That post also included an app where readers could answer questions themselves, and then see how turkers and other blog readers answered those questions.
At this point, there are about 40 answers for each question -- so about 20 answers from turkers, and 20 from blog-readers.
Here is an anonymized version of the data as JSON. The main object has three keys: users, questions, and answers*.
This plot shows people's average guesses as a function of the actual answers for a question. A point at X, Y on this plot means that for some question, X*100% of the people answered "yes", but the average guess people made about how many people would answer "yes" was Y*100%.
The next plot shows people's average guesses as a function of the actual answers for a question, grouped by how people answered the question, where blue is "yes" and red is "no". A red point on this plot at X, Y means that for some question, X*100% of the people answered "yes", but the average guess made by those who answered "no" was that Y*100% of the people would answer "yes".
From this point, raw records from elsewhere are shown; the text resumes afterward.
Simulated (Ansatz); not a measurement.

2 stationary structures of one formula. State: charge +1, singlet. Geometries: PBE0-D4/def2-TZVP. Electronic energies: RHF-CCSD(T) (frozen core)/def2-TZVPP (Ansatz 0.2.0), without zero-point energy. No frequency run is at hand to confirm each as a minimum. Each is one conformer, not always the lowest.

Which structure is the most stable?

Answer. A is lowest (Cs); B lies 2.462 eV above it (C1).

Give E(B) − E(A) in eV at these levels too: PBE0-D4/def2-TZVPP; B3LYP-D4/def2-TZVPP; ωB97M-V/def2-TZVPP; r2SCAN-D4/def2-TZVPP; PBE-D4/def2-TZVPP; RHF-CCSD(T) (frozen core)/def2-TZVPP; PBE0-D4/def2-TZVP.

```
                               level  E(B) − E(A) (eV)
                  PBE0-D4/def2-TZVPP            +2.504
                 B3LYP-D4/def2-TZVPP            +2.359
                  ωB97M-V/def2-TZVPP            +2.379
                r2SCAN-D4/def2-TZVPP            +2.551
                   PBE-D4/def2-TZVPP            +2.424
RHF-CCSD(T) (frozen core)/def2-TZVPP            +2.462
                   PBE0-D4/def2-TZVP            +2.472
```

If you run any analysis on the data, I'd love to hear about it! Here are some questions I'd like to know the answers to:
- Are any questions correlated with each other? I'm not sure if there is enough data for this. We need instances where many people answered the same questions.
- Which questions are the most popular? One way to find out may be to look at the "otherQuestion" data*, e.g., a user had a choice between two questions to answer, and they answered this one instead of the "otherQuestion", so perhaps they like this one more.
- Are there any interesting differences between turkers and blog readers?
- How many questions did people answer? I'm sure this follows a power law.
- Are there any interesting results for specific questions?
* Note that some of the answers have extra fields: otherQuestion, otherQuestionAbove, and otherQuestionOlder. These provide data about what other question was visible in the interface when the given answer was provided, and whether it appeared above the answered question, and whether it had been in the interface longer. These fields should only appear in instances where there was only one other question available to answer. Note that the interface begins by showing three questions simultaneously, but it pretends that the top questions are "older" for the purposes of otherQuestionOlder.